I have this thing that happens on a random and semi-regular basis. When it occurs it stimulates in my brain a pause and reflect moment, or series of moments, in my general flow of things. Unlike astrology or the Tarot, which at times speak directly and a bit eerily to my personal current event notables, my occasional recognition of the coincidence of words has yet to reveal anything of significance other than the basic fact that it has happened at all. Generally this occurs through two separate actions which usually involve reading the printed word while simultaneously hearing it spoken from a source not connected with the material being read. This does not happen while reading books, as I find pretty much any noise during that exercise to be a distraction from the page and I try to keep that to a minimum. Reading magazines or unsolicited advertisements from the American Association of Retired People can be accompanied by radio, stereo or television noise without problems in perception. Actually a portion of that last sentence is not true. Any piece of mail with any indication on the outside of having anything to do with the AARP gets crumpled, burned and run over in the parking lot with my truck, but only if the dogs haven’t torn it to shreds when I hand it to them while insisting they find the mouse that is inside. Again, I will have to apologize for making some of that last sentence partially out of utter fabrication. You can use your imagination to decipher where the truth lies, or where the lies masqueraded as the truth.
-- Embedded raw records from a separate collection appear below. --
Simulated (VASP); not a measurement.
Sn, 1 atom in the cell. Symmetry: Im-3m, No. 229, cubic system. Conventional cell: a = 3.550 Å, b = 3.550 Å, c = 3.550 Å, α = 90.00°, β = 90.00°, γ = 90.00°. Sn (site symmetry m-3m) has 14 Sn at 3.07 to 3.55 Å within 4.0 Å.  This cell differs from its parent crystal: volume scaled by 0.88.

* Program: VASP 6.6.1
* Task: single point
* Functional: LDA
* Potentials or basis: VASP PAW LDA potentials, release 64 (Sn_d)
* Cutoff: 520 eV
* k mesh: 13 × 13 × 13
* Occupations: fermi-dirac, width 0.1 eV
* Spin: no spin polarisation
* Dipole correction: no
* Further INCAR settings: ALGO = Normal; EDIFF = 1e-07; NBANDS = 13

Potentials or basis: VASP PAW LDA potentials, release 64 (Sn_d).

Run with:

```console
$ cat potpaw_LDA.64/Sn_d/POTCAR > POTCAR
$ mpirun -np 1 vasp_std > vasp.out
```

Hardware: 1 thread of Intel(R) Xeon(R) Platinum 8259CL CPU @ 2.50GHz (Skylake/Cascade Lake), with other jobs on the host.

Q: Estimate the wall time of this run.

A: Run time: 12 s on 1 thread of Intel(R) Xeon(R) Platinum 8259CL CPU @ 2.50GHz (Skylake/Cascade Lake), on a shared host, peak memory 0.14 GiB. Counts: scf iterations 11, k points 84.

I wasn’t going to write about this phenomenon prior to getting almost all the way through the second stage of the Tour de France this morning, when it happened again. The convergence this time was self contained in the audio and video coming from the television set. Veteran cycling commentators Phil Liggett and Paul Sherwen were having one of their many back-and-forths about one of the sprinters making waves in the day’s stage. The object of their discussion was one Matthew Goss, an Australian cyclist on the newly formed, Australian based pro team, Orica- Green Edge. I can’t remember which one it was- Phil or Paul- who spoke the name "Matt Goss", but as they did the camera following the race from the helicopter/bird’s eye view panned onto a building along the race route in the Belgian town of Seraing and briefly passed by what was apparently the name of the business housed inside. What appeared on the building in block letters on a small part of the TV screen was MAT OSS, which caused both Wendy and myself to pause and look at each other and say almost in unison- that was interesting. But as with all of these convergences, it didn’t really seem to go beyond being something curious. Mr. Goss did not win the stage, or do anything else of extraordinary significance that day. Perhaps this was because his TG was missing, but I don’t want to speculate on what that might have been.

Sometimes this happens across a broader range of media platforms and longer periods of time. I am thinking most recently of a day that contained its own weird theme. It all began with what has become one of my favorite protest pictures which I came across posted on the Facebooks. It was a guy and a placard on a stick, and the words on it read:

What do we want?

Time Travel!

When do we want it?

That’s irrelevant!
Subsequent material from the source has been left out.